Biz Markie in 1988
Photo: David Corio/Michael Ochs Archives/Getty Images
Remembering Biz Markie: 5 Signature Songs From The Hip-Hop Legend
With earworm hooks, sing-along choruses and a campy style, Biz Markie had a unique style that set him apart from his hip-hop peers. The foundational artist died this week, at age 57, leaving behind a joyful void in the rap world.
The Queens, New York, native, formerly known as Bizzy B Markie, a moniker stemming from his birth name, Marcel, and shortened to Biz, rocketed to success via the Juice Crew collective. The monster of his legacy is the classic "Just a Friend," which hit the Top 10 on the Billboard Hot 100 chart in 1990 and cemented Biz Markie as a bona fide superstar. But aside from the ubiquitous sensation of his most successful single, his legacy includes an innovative and broad tapestry of hip-hop skills—rhyming, beatboxing and producing—as well as a contagious sense of humor that earned him a reputation as a "proudly goofy rapper" and the "Clown Prince of Hip-Hop" moniker.

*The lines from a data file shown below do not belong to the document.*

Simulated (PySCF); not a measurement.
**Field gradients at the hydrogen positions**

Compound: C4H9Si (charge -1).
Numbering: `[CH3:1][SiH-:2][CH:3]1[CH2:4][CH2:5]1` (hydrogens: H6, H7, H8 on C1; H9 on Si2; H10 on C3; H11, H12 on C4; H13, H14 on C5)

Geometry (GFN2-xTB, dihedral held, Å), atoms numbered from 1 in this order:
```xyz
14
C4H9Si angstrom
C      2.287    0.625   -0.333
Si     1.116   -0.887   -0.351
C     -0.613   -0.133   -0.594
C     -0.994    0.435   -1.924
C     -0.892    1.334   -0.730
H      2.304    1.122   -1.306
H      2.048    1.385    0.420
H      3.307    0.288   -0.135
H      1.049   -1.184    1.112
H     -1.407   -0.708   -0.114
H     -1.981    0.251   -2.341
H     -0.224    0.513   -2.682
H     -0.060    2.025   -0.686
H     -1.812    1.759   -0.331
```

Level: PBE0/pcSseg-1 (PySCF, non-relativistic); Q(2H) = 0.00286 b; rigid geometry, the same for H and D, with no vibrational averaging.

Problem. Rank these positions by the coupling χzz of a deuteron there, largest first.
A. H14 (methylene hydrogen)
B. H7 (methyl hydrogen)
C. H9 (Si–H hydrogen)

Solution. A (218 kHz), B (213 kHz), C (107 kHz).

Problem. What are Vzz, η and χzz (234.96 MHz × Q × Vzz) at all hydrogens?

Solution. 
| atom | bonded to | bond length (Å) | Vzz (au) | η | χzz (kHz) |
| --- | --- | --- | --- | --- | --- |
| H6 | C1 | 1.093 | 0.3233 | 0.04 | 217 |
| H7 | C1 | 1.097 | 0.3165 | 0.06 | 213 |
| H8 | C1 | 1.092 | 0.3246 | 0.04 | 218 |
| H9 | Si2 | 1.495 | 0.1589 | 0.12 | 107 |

To celebrate the life and legacy of Biz Markie, here are five of his signature songs that paint a portrait of the hip-hop legend and helped define an era of popular music.
"Just a Friend"
Released as part of his 1989 sophomore album The Biz Never Sleeps, "Just a Friend" immediately shot into the cultural zeitgeist, and it continues to stay there to this day, despite the ongoing evolutions in rap styles, tastes and generations. A lighthearted lyrical rumination of someone wondering if their lover is true, the track's opening salvo is a perfect example of the storytelling nature that defined '80s-era hip hop. "Have you ever met a girl that you tried to date," Markie asks as the song's famous piano loop kicks in. "But a year to make love she wanted you to wait?"
Borrowing lyrics, a melody and a piano hook from the 1968 Freddie Scott song "(You) Got What I Need," "Just a Friend," and its memorably campy music video, subsequently catapulted Biz Markie into the mainstream. "A lot of people didn't like the record at the beginning," he later explained in a 2019 interview, which celebrated the song's 30th anniversary. "They would say, 'Biz is trying to sing? Aw, the record is wack.' But I wasn't supposed to sing the [chorus]. I asked people to sing the part, and nobody showed up at the studio, so I did it myself."
"Vapors"
Before "Just a Friend" became Markie's signature song, he was known for a spate of successful tracks that helped introduce him to an underground audience. He chronicled his bubbling career, which was then just below the surface of the mainstream, in his 1988 track "Vapors," which peaked at No. 80 on Billboard's Hot R&B/Hip-Hop Songs chart. Co-written with his cousin, the influential rap impresario and fellow Juice Crew member Big Daddy Kane, "Vapors" was a commentary on the nature of becoming a rising success.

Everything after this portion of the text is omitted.